I haven’t loved a horror movie as much as I love this one in several years. And unlike the trauma-driven films that have taken up so much of the genre these days, Evil Dead Rise is a pure blood and scares experience. Writer-director Lee Cronin’s film is intense, relentless, and takes the franchise to new places while staying true to the spirit of the series. Lily Sullivan is a capable successor to hero/victim Ash (Bruce Campbell) from the original films and Alyssa Sutherland is a revelation as Ellie, the loving mother turned monstrous deadite. Mommy’s with the maggots now, indeed.
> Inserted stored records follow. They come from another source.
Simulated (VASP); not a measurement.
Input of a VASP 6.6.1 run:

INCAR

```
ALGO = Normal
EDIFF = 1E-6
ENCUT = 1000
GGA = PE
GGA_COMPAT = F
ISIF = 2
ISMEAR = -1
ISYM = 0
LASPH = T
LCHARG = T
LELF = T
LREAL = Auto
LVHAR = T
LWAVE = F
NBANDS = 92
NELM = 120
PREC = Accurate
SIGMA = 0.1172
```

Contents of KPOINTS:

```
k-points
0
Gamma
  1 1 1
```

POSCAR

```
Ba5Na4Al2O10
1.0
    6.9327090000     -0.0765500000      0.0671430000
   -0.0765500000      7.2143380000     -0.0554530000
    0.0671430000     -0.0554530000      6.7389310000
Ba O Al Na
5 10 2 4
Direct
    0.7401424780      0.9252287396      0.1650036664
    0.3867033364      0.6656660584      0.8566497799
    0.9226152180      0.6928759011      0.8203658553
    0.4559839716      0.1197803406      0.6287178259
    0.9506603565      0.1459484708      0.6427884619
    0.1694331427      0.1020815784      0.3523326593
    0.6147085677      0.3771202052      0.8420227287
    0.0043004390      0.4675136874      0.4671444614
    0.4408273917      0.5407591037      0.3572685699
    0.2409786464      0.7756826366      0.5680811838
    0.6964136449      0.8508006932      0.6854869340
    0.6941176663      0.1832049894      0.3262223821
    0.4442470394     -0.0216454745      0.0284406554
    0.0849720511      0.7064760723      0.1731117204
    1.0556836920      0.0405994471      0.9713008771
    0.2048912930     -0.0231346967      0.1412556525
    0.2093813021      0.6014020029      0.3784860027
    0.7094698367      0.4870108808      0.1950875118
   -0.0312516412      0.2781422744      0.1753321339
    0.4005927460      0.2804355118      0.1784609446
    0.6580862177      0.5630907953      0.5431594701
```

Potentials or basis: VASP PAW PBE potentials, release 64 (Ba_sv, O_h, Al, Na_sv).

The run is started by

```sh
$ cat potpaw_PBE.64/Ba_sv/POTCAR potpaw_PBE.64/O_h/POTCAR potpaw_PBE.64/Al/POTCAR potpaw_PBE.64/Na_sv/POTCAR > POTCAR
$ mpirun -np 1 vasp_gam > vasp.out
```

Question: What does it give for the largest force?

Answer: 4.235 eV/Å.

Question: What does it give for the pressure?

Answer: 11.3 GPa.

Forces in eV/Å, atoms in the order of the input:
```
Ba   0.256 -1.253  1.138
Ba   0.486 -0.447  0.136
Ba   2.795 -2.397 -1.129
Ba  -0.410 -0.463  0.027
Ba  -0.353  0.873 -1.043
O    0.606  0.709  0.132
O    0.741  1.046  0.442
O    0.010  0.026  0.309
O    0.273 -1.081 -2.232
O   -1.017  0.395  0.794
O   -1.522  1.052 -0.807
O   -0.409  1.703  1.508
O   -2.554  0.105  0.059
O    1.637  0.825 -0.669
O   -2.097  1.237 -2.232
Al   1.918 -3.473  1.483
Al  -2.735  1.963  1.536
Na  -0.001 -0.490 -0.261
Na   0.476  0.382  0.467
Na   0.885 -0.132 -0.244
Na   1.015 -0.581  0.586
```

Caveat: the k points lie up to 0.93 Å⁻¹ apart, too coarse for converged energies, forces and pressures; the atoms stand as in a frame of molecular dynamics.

(4K Blu-ray and Streaming on MAX)

May December (d. Todd Haynes)

In May December, Todd Haynes takes Samy Burch’s wonderful script and makes a fascinating dark (so very dark) comedy out of horrifying circumstances. In an early scene, Gracie (Julianne Moore) stands at the refrigerator and with her wonderful lisp states “I don’t think we have enough hot dogs”. This is accompanied by a dramatic push-in and music that could have come from a Lifetime movie. It’s surprising and funny, and in this way, Haynes sets the tone of his film. Gracie and her family are being visited by Elizabeth (Natalie Portman), an actress who is preparing to play Gracie in a movie. Gracie and her family are of interest because Gracie seduced a young teenager, Joe (played as an adult by Charles Melton). She got pregnant by the boy, went to prison, and left her existing family to marry Joe when she was released. All three main performers bring their all to this, and all three are excellent. Haynes’s masterful control of the tone makes the dark moments hit all the harder, and it’s a fascinating look at performance and self-deception.

(Streaming on Netflix)

Mission: Impossible – Dead Reckoning Part One (d. Christopher McQuarrie)

There is no current action franchise as fun and as exciting as Mission: Impossible. While some earlier entries are very good, the series hit new heights when Christopher McQuarrie took over as writer-director with the fifth film, Rogue NationDead Reckoning is full of incredible stunts and action set pieces, culminating in that amazing motorcycle jump and train escape. Cruise is very charming as Ethan Hunt, and Hayley Atwell makes a fun addition to the team, joining series stalwarts Ving Rhames, Simon Pegg, Rebecca Ferguson, and Vanessa Kirby. It is hard to imagine how McQuarrie and Cruise will top themselves for Part Two, but I can’t wait to see it.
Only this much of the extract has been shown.